Conservative activist, James O’Keefe, gathered undercover footage of two corporate distributors handing out free cell phones to low-income citizens who pledge to sell the phones for drug money, to pay bills and to make extra spending cash.
Dubbed the “Obama phone” the free cell phones are part of the Federal Communications Commission’s “Lifeline” program, which was started in 1984. Paid for by the FCC’s Universal Service Fund, the program is “a government benefit program that provides discounts on monthly telephone service for eligible low-income consumers to help ensure they have the opportunities and security that telephone service affords, including being able to connect to jobs, family and 911 services.”
Rules of the program say there can only be one phone per household and that the phone cannot be sold after it is given to the recipient.
The Daily Mail reported an exclusive with O’Keefe’s investigative group, Project Veritas, which hopes to uncover corruption, waste and misconduct.
Project Veritas hired an actor to go into a StandUp Wireless store in Philadelphia and ask if he can sell the phone once it is given to him.
The worker responded: “Whatever you want to do with it.”
“Okay, so I can get some money for heroin,” the actor said.
“Hey, I don’t judge,” the worker said.
In another video, a female actor asks if she should write down on her application that she intends to sell the phone.
“Probably, like, plead the Fifth on it,” a worker told her and admitted, “it’s illegal.”
Another worker tells the undercover Veritas actor to take the phone to a pawn shop if she wants to know what it is worth. At the beginning the video posted below, a Stand Up Wireless worker says that the phones can be sold for $40. The actual value of a Stand Up Wireless phone is unclear.
Meanwhile, the public is footing the bill for the program. The FCC’s Universal Service Fund is made up of a Federal Universal Service charge tacked onto all phone bills, whether landline or wireless.

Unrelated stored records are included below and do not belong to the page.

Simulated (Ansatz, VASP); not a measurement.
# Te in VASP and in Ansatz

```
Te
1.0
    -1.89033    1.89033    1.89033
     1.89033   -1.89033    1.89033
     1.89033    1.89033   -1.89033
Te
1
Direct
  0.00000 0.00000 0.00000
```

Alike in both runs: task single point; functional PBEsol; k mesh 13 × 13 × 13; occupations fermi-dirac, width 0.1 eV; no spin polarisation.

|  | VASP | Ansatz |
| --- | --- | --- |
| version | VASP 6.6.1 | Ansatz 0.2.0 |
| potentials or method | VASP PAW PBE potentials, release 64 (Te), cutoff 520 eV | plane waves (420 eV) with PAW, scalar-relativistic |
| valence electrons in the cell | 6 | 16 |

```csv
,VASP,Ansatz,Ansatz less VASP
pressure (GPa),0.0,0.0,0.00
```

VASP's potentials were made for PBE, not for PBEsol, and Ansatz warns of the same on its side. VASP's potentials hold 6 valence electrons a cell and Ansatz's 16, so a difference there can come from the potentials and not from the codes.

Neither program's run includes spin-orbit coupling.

In 2012, the FCC reviewed the criteria and expense of Lifeline and agreed on a new set of standards. The FCC said reforms to the program should save the agency $2 billion by the end of 2014.
The report found 1.1 million duplicate subscriptions to the phone program, which has a one phone per household limit. An agency press release said that number made up more than 9 percent of the program’s enrollment.
“[I]n today’s era, with one-third of Americans having cut the cord to wireline phone service, it’s appropriate that Lifeline supports wireless service,” said an FCC spokesman to MailOnline, noting that "any waste, fraud, or abuse is unacceptable."